Live sports remain some of the most popular programming on cable. Despite the big numbers that events like the FIFA World Cup and College Football Championship draw in ratings, ESPN is seeing the impact of cord cutting and cord shaving on its business. That's why Walt Disney (NYSE:DIS) CEO Bob Iger was recently compelled to say ESPN could be sold directly to consumers one day. That day is still at least five years out, he said on CNBC.
It's a business model popularized by Netflix and taken up by old-media stalwarts like Time Warner and CBS, who've released HBO, Showtime, and CBS as over-the-top streaming services. But ESPN makes so much from cable subscriptions that it would be a bit more risky for the company to go over the top compared to what's currently available.
In 2011, cable and satellite companies beamed ESPN into over 100 million American households -- nearly every pay-TV subscriber had it in their package. In July of this year, that number fell under 93 million. In just the last year, ESPN has lost 3.2 million subscribers.
Not all of those losses are from cord cutters. The trend of cord shaving -- where consumers select smaller cable bundles without lots of sports programming -- has had a much bigger impact on its business. ESPN's business model relies on getting most cable subscribers to pay for its networks, regardless of whether they watched them or not.
With more consumers selecting bundles that don't include ESPN, ESPN is seeing its subscribers concentrate more toward households that actually watch its networks. That will ease the transition if ESPN moves to an a la carte model.

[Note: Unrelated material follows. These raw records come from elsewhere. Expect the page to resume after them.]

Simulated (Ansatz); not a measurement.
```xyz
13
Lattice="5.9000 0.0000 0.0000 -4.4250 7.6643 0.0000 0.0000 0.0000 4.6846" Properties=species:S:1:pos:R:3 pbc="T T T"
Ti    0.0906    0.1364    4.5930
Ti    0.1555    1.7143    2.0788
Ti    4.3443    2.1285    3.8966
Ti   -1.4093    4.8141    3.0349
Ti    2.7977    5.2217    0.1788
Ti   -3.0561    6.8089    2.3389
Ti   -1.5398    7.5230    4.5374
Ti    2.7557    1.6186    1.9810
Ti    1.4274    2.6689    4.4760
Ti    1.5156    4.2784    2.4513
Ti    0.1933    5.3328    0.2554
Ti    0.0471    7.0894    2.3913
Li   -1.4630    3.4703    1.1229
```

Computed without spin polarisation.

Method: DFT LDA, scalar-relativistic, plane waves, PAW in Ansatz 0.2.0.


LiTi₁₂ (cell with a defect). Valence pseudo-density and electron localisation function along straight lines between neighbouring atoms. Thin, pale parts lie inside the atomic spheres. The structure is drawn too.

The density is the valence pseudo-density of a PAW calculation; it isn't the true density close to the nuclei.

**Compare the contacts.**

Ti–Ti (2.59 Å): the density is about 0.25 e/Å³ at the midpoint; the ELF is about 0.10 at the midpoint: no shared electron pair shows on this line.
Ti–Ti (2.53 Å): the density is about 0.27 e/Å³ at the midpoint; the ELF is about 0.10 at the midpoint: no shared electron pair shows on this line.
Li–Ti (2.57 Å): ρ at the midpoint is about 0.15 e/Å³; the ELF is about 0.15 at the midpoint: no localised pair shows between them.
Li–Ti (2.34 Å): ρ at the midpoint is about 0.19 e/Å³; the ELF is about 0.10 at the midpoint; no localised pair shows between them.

Comparatively, HBO and Showtime offer their channels a la carte already as an add-on to any cable subscription. The move to over-the-top streaming didn't carry as much risk of losing subscribers because anyone receiving those channels already intends to watch them. The case is similar with Netflix, which most viewers subscribe to very similarly to HBO and Showtime -- i.e., as if it were a premium network.
Why ESPN would work a la carte
ESPN is one of the few networks that could survive in an a la carte TV world. Its exclusive rights to broadcast events like the BCS playoffs, Monday Night Football, certain NBA games and playoffs, and the FIFA World Cup make it a must-subscribe for many sports fans. That's provided the company with lots of pricing leverage, and it now charges the average subscriber $6.61 per month for its flagship network. The next closest network doesn't even charge $2 per subscriber.
A recent survey by DigitalSmiths found that 35.7% of cable subscribers would buy ESPN a la carte. A recent Reuters/Ipsos poll found that 40% would be willing to pay $10 per month for ESPN. But basic math tells us ESPN would have to charge more than $15 per month to maintain its current revenue.
But going online could provide an added benefit that HBO, Showtime, and Netflix don't have access to. Since sports are watched live and have natural breaks in the action, ESPN is able to show commercials. The shift to online video ads from television ad spending is just getting underway, but within five years, we should see a significant shift in ad spending as it catches up with time spent viewing videos online.
ESPN could use targeting data to produce higher average ad prices online than it sees from television broadcasts. That could help make up for lower revenue from subscriptions.
The infrastructure is already there
ESPN has built out its streaming infrastructure over the last decade, starting with ESPN360.com, which eventually became WatchESPN. It offered American cricket fans the chance to stream the Cricket World Cup this winter without the need for a cable subscription, so it has the payment processing and customer service infrastructure experience from that.
ESPN has already negotiated robust streaming rights with the NBA and MLS in recent contract renewals. Watch for ESPN to obtain even more exclusive streaming rights from other leagues going forward. With those in hand, ESPN will be able to go a la carte whenever it makes financial sense.